Employee Fails to Report Sexual Harassment For Fear of Retaliation-Can She Make a Claim Under Title VII?
Courts have found that employers have a valid defense to a sexual harassment claim if they can show that they have a procedure in place for reporting this type of situation and an employee failed to follow it. But what if the employee takes the position that reporting it will do no good?
A federal court in North Carolina recently found that where an employee had presented evidence that reporting sexual harassment in accordance with the employer’s policy would have only made her situation worse, her failure to report may be reasonable. Goad v. North Carolina Farm Bureau Mutual Insurance Co., Case No. 1:16-CV-1332 (M.D.N.C. December 4, 2017).
Mitzi Goad was an employee of North Carolina Farm Bureau who claimed that she was sexually harassed by a co-worker and further, that after she complained to her supervisor, the supervisor joined in the harassment and permitted the co-worker to bully Goad and continue harassing her. Goad claimed that the supervisor told her that she should not bother telling anyone higher up about the situation as that would only backfire. Goad ended up quitting her job after several months of this treatment. Goad bought claims against Farm Bureau under Title VII for constructive discharge, claiming that Farm Bureau had created a hostile work environment based on her gender, and in retaliation for her complaints about sexual harassment.

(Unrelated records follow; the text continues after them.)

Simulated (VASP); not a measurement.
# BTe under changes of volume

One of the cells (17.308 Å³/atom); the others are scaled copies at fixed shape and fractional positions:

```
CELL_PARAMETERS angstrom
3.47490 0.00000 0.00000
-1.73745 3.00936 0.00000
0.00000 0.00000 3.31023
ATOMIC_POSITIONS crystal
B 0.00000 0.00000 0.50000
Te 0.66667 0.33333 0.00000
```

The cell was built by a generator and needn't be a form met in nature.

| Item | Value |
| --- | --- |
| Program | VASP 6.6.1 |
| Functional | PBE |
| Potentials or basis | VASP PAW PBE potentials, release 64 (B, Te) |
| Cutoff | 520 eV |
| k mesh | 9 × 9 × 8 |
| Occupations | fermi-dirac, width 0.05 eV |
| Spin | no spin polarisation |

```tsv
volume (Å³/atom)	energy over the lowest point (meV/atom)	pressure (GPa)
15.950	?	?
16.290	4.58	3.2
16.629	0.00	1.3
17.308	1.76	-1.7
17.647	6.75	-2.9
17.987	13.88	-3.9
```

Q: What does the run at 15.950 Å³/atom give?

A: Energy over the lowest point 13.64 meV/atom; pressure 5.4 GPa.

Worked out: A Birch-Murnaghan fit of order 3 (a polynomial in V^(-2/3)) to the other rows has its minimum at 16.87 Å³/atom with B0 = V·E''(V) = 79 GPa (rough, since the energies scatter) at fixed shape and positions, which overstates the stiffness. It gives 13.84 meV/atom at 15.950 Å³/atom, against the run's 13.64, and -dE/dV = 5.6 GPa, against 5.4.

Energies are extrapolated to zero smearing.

Farm Bureau didn’t dispute that the sexual harassment had occurred, but argued that because Goad had not properly followed its procedure for reporting sexual harassment, she could not proceed on her claim of hostile work environment. There is an affirmative defense available to employers if it shows that it exercised reasonable care to prevent and promptly correct any sexually harassing behavior and the employee unreasonably failed to take advantage of any preventive or corrective opportunities provided by the employer or to avoid harm otherwise (Faragher v. City of Boca Raton, 524 U.S. 775 (1998)).
Farm Bureau argued that here, its policy clearly urged employees to report sexual harassment to HR or its general counsel. But Goad said that she did not report the harassment to HR or the general counsel because she had seen another woman “blackballed” after complaining about harassment—and because her supervisor validated this concern by telling her it would be worse for her if she complained to anyone over him. Under these circumstances, found the court, her failure to follow Farm Bureau’s policy regarding reporting sexual harassment may be reasonable and thus her claim could proceed.
Employers often count on being able to defeat a claim if they have a strong policy in place regarding reporting sexual harassment and an employee does not follow it. But employers must be careful—if an employee can show that making such a report would be essentially useless (or even harmful), the employer may not be able to avail itself of this defense.